Monday, August 11, 2008

Victory Conditions

How do I see myself succeeding at this game design game? I'd like to create something playable; something fun. I see three main ways this might be achieved, three kinds of games, or more accurately three kinds of game designs, that might forge that path.

1. The real game. The traditional-sized, fairly complex game that doesn't reinvent the hobby, but that I just happen to make better than average through some effective designing. This is the hardest to accomplish, the hardest to prototype, and the most daunting to playtest.
My Examples: Pirate coop, nearly every early game I designed
Real-World Successes: Puerto Rico, Arkham Horror, most games.

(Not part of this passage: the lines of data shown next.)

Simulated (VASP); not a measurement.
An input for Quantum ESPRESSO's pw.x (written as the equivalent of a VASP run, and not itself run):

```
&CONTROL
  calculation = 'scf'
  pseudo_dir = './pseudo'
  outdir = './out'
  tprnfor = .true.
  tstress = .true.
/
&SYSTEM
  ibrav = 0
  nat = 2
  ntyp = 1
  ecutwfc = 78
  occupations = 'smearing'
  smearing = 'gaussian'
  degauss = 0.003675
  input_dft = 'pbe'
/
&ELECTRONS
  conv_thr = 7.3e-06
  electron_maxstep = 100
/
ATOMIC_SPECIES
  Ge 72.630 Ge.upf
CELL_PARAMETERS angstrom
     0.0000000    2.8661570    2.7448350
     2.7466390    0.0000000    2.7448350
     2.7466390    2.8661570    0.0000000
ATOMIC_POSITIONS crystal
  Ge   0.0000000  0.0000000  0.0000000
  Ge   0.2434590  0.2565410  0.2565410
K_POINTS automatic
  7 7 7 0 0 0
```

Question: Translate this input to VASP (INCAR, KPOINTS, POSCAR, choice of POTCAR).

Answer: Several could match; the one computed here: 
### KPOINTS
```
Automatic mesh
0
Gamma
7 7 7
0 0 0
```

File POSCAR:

2. The simple game. Sure its not the best game you ever played, but its an illustration of a clever mechanic or interaction, and it was obviously designed as a "small" game. Pet games might use cheap components, or existing components like traditional dice or cards, piecepacks, or minimal custom decks. Can seem unexciting, but are far more feasible to prototype and play.
My Examples: Several designs, tellingly though, few that get talked about here.
Real-World Successes: Many public domain games, many cheapass games, card games such as 6-nimmt and rage, For Sale, many smaller Knizia games.

3. The innovative game. Take a simple idea and make it fly, providing something really new, without necessarily recombining things that you'd seen in the past. This best explained through:
Real World Successes: Apples to Apples was able to go with nothing but a decko f words and like 3 rules to create gameplay. Tales of the Arabian Nights brought the book of tales concept to its full height (and most of the rules they added afterwards really weren't necessary). Finstere Flure built a simple set of rules around the idea of an autonomous monster, Roborally added some (too many, perhaps) rules around the basic notion of prealigning moves with a card each. Magic obviously blew things up with its collectible notion (though the game itself is one of the most complex around if you really get down into it).

The real game is the hardest to create, the hardest to work with, but its easy to slip into. I often start with something simple or innovative, and I really like it. But it doesn't quite work, and I can't quite get it to come together, but I liked the original idea enough that I can't really let go of it. Soon I've painted myself into a corner, and don't know it, or cling onto the idea anyway. Making a real game work requires, as I've described recently, resources and/or bravery that I currently don't have, and rather than fight it, I'd like to satisfy myself with smaller designs for a while. So, how to proceed.

1) Accept the growth and go ahead and try to make the "real" designs that start to emerge work.
2) Show more discipline in keeping ideas simple. Easier said than done, but something I'm working on.
3) Generate more simple ideas, creating a large number of them, and not getting too attached to any one.

This last one is where I'm going with all this. It seems a little unintuitive, essentially a strategy of quitting. To explain: I think its far, far too easy in design in general, and game design in particular, to get hung up on a given idea, work out some additional rules/constraints/decisions to make it work, get locked into those ideas, and find yourself in a failing state in the space of possible designs, without the will/wisdom/wherewithall to know how to salvage what was working. In fact, in the midst of working on a given idea, I'd say its nearly impossible to even throw away everything other than the core idea and try a different direction on it, let alone retreat to a more complete, later, partially successful state.

But that idea was good - what's needed is a way to keep it, but to get a clean conceptual start on it. I wonder if rather than hashing out a single idea, it would be wiser to create a large number of ideas, take a stab at working out each, but then log them, move on, and use the time working on newer ideas as a palette cleansing period to take on those that have fallen by the side.

Perhaps I'm not succeeding in explaining the motivations behind this process, let alone the process itself. But I want to find a way to:
1) ride that enthusiasm of an idea, which is fun
2) explore it a bit
3) but not keep pounding on it until its broken
4) find away to return to it later

In short, going a bit more breadth first with my design process for a bit - increasing my chances of keeping the core good ideas straight and sticking to those simple and innovative games without letting the need to make them work distort them. This might involve a more rigorous approach to my sketchbooks and filing, or might emply this blog somehow. We'll see.